|Inside Lebanon City Budget|
|Thursday, April 17, 2008|
Lebanon City Council is currently dealing with the same problems everyone faces at budget time.
First, the council has to know what the city is obligated to pay out, and that’s what they told City Commissioner of Finance Russell Lee at their work session Wednesday night.
The councilors asked Lee to return a “stripped budget” to them before their next work session set for 5:30 p.m., Wednesday, April 23 at City Hall.
His working budget, which he called a “status quo budget,” included all the amounts budgeted for construction and capital purchases from the 2007-2008 budget plus added costs for salary step-increases and insurance cost hikes. According to Lee, this budget revealed a $1.675 million shortfall.
Ward 1 Councilor Alex Buehler and Ward 2 Councilor Kevin Huddleston expressed some confusion about what should be in this budget as opposed what was included at this point.
The printed version included appendices which detailed what various departments wanted in capital purchases for the upcoming year, while Lee’s status quo budget allowed the same budget for each department they had in the 2007-2008 budget and all the construction budget from the past year as well.
Mayor Don Fox and the council told Lee they wanted a budget with, as Ward 6 Councilor Kathy Warmath called, “all the capital amounts combed out.”
This would allow the council to decide what the city can afford to add back into the budget.
“We want a balanced budget,” Ward 3 Councilor William Farmer noted.
Fox agreed, “Once we get all the outlay to the side, we may not even have a deficit,” he said.
The council members did an informal “combing” of their own and found more than $1 million in capital outlays, which may or may not need to be part of the proposed 2008-2009 budget. Warmath then told Lee he’d received a windfall.

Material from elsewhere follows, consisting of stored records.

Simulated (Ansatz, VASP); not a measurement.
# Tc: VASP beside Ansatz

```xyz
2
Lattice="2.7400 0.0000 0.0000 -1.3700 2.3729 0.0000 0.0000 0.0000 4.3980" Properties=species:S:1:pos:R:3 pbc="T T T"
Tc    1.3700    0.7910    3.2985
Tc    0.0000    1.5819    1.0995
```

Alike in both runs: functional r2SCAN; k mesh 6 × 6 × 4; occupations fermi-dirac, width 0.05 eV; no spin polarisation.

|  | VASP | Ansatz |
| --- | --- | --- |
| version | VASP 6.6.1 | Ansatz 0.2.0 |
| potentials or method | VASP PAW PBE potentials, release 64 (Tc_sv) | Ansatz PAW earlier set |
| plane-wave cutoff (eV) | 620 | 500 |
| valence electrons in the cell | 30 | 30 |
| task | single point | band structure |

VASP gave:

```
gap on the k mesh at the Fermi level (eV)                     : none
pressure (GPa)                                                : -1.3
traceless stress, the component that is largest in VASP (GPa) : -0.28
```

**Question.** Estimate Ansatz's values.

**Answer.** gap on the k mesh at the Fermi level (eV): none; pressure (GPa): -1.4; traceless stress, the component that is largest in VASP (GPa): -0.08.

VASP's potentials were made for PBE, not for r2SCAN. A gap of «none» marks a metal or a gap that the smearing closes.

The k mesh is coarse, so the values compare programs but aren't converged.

At the next budget work session council plans to look at a cleaned-out budget after Lee eliminates amounts already spent last year and then sees what can be added in from this year’s departmental “wish lists.”
“We need to start with salaries, and insurance costs,” Farmer said.
And as the mayor pointed out, that didn’t include construction projects which have already been completed and the bills paid.
The intention is to have a final budget ready for first reading before the council by June 2, with the third and final reading coming two weeks later.